DNAinfo Reporter/Producer

FINANCIAL DISTRICT — A daring duo of sledge hammer-wielding burglars are smashing down walls and clambering through holes to raid downtown shops and restaurants, police said.

In the past six weeks, the thieves — believed to be two men — have hit eight establishments in a crime spree that has left business owners in the neighborhood on high alert.

In one break-in, the pair entered a residential building then cut a hole in the wall to get into a neighboring restaurant.

"They're breaking through walls and stealing laptops and any money that's around," said Capt. Edward Winski, commanding officer of lower Manhattan's 1st Precinct.
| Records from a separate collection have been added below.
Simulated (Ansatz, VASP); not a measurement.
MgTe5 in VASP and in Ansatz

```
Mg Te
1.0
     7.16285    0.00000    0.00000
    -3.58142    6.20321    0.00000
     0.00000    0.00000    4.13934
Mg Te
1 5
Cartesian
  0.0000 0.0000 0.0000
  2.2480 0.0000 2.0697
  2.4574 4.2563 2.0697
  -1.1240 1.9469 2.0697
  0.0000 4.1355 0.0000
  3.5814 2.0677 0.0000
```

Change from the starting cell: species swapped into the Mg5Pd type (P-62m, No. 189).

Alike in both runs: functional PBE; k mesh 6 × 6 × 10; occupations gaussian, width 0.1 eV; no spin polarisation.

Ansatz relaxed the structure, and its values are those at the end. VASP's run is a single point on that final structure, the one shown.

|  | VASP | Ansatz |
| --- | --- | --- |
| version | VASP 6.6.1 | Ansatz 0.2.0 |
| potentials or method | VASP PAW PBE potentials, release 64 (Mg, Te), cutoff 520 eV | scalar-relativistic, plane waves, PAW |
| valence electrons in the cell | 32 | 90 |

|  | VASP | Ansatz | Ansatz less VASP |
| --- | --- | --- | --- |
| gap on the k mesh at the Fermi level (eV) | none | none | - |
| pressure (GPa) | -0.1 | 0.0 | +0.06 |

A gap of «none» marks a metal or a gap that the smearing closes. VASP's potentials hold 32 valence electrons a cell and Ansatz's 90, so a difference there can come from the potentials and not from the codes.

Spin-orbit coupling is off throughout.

In one raid, the intruders smashed their way into Ancora Ristorante, on Stone Street, then hot-wired an elevator and rode it down into the eatery's plush basement dining room.

The thieves used hammers to destroy the register, pulling out $2,000 in cash, police said. They finished by trashing the back office and also made off with 50 bottles of wine worth a total of $3,000, police said.

"I was surprised," said Tony Fantastico, co-owner of the restaurant which was hit in the early hours of May 19. "This should be the safest place in the country. But always, people find a way."

Police have collected several surveillance videos, along with a sledgehammer, a crowbar and five screwdrivers that the burglars left behind, Winski said. But so far, the NYPD hasn't cracked the case.

Investigators say the thieves appear to have very detailed knowledge of each of the buildings they have struck, suggesting they might be deliverymen or people who have spent a lot of time casing the buildings.

Police declined to release surveillance footage, but several of the incident reports refer to the perpetrators as two men.

On the same night that the thieves hit Ancora Ristorante, they also allegedly broke into Crepes Du Nord on South William Street, just a couple of blocks away.

The burglars smashed the glass door and fled with $275 from the register, police said.

"It's a setback for us, to go through the insurance, the meeting with the cops," said Victor Andrade, the manager at Crepes du Nord, where the glass door was still covered in pieces of wood a week later. "It's a little demoralizing."

One of the strangest in the series of break-ins occurred at Ho Yip, a fast-food Chinese restaurant on Liberty Street.

While the restaurant was closed May 23, a burglar pried open a metal lockbox outside the building, which contained a key that the United States Postal Service uses to deliver mail, police said.

The intruder then made his way up the stairs of the residential portion of the building and chopped through sheetrock to get into the restaurant's second floor, police said.

The burglar then allegedly grabbed $1,710 in coins from the cash registers and the office's cash box, including 4,000 quarters, 4,000 dimes and more.

Other recent break-ins include the Lenny's sandwich shop on John Street, where a $1,200 laptop was stolen on May 8 or 9 and The Full Shilling on Pearl Street, where the burglars made off with $6,246 worth of liquor in the early morning of May 12, police said.